Click here to read the first post in my series on expanding my education through MOOCs.
The latest in my MOOC-athon was a course developed by the World Bank's climate change group: "Turn Down the Heat: Why a 4 Degree Celsius Warmer World Must Be Avoided."
Despite its unwieldy title, I was impressed by this course. It filled in the technical gaps in my climate change-related knowledge -- for example, why exactly are sea levels rising? how can climate change cause both drought and floods in the same region? -- and provided statistics that I can cite in future assignments.
For the final project, students were instructed to "create a digital resource that conveys an action or program that a community, country or region can implement to respond to climate change." Since I just returned from a trip to San Francisco, I decided to dig a little deeper into the causes of California's drought, and highlight a few promising (and not-so-promising) policy measures. Per the project's instructions, I'll structure my analysis as an educational tool targeting a general audience:
Causes of California's Drought
California is now three years into its worst drought in history. The drought has triggered wildfires, air pollution, and billions in agricultural losses, and Governor Jerry Brown has declared the state a "natural disaster area." But what caused the drought?
Since December 2012, a zone of high atmospheric pressure off the West Coast -- four miles high and 2,000 miles long -- has prevented rain and winter storms from reaching California. While high pressure zones commonly appear during the winter months, the strength and persistence of this particular zone (dubbed the "Ridiculously Resilient Ridge") is unprecedented in modern history.
Although diverted rainfall has contributed to the drought, snow is the more significant factor, as snowpack provides 75 to 80 percent of the state's usable water. During the winter and early spring, snow sticks to California's Sierra Nevada mountain range, and then slowly melts into reservoirs and groundwater aquifers. In comparison, rain quickly runs off land and into the ocean. In 2015, California's snowpack was only 6 percent of normal levels.
Stanford scientists agree that the extreme atmospheric conditions responsible for diverting rain and snow from California are more likely to occur in an environment of elevated greenhouse gas emissions. That is to say, California's drought is almost certainly linked to human-caused climate change.
Policy and Infrastructure Solutions
Dams Some fiscal conservatives have suggested infrastructural solutions to the drought: aqueducts and dams to collect river runoff before it reaches the ocean. Supporters say increased water storage would provide relief during periods of drought. This approach would require the elimination of environmental regulations that require water to be used for the health of ecosystems, rather than for human activities.

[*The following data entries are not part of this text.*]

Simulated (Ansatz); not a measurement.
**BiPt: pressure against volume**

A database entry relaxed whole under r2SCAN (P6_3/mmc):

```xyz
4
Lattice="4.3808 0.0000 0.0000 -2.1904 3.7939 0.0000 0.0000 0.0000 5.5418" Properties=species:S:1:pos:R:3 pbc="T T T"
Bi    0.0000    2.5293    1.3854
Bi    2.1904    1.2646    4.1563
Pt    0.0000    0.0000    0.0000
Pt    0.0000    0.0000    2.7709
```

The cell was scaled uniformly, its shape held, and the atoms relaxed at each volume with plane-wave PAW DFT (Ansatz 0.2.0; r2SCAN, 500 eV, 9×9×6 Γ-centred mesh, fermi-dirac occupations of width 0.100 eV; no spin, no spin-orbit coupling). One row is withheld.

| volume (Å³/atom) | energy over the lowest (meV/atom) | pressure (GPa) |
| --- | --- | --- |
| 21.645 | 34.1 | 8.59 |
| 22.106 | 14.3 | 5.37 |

However, dams are not the best solution for California's drought. According to Friends of the River, a California-based advocacy organization, the five proposed dam projects would cost $9 billion while only providing 1 percent of the state's annual needs. Furthermore, dams do not increase the amount of water available -- they simply store water during times of plenty for use during times of drought. Yet in an environment of climate change, it is impossible to know when (or if) California's rivers will resume flowing.
Desalination Plants Desalination (or "desalinization") is the process of removing salt from water, rendering it potable. Nearly 98 percent of the world's water is salt water, compared to 2.5 percent for fresh water. Through a process of reverse osmosis, desalination plants can make this plentiful salt water suitable for human consumption.
It is a costly and energy-intensive solution, however. In Santa Barbara, it costs about $300 to produce an acre foot of water, compared to an estimated $1,700 per acre foot for desalination plants. Desalination plants are also harmful to the environment, absorbing microscopic marine life and minerals while releasing more salt into the ocean. For these reasons, only .2% of the water consumed worldwide is desalinated salt water.
Agriculture Avocados are the subject of many human interest drought articles these days. The green superfood is a major product for California, with one billion pounds sold annually. However, it takes 72 gallons of water to grow a pound of avocados, compared to nine gallons for a pound of tomatoes. That math doesn't add up for a state in the middle of a historic drought.
As an avocado lover, I hate to say it -- but it's time for agriculture to bear the brunt of the drought's costs. Agriculture consumes 80 percent of the state's water, while contributing only 2 percent to GDP. Reducing water consumption by mere percentages in the agriculture sector would make a bigger impact than dams, desalination plants, and human conservation efforts combined.
Farmers need to find more efficient methods of growing their crops -- and dramatically reduce the production of crops like rice, almonds and avocados. We need to reform "use-it-or-lose-it" water rights laws that provide legal rights to all water on a landowner's property, while relinquishing the rights if the water is not used. The agriculture sector cannot be exempt from executive orders to reduce water use. Finally, a water tax is a risky political move, but it would provide an enormous incentive for businesses to find innovative solutions for reducing water consumption.
Of course, this is a simplified analysis of a highly-complicated problem. But it was a great learning experience for me, and I'm grateful to the "Turn Down the Heat" course for that!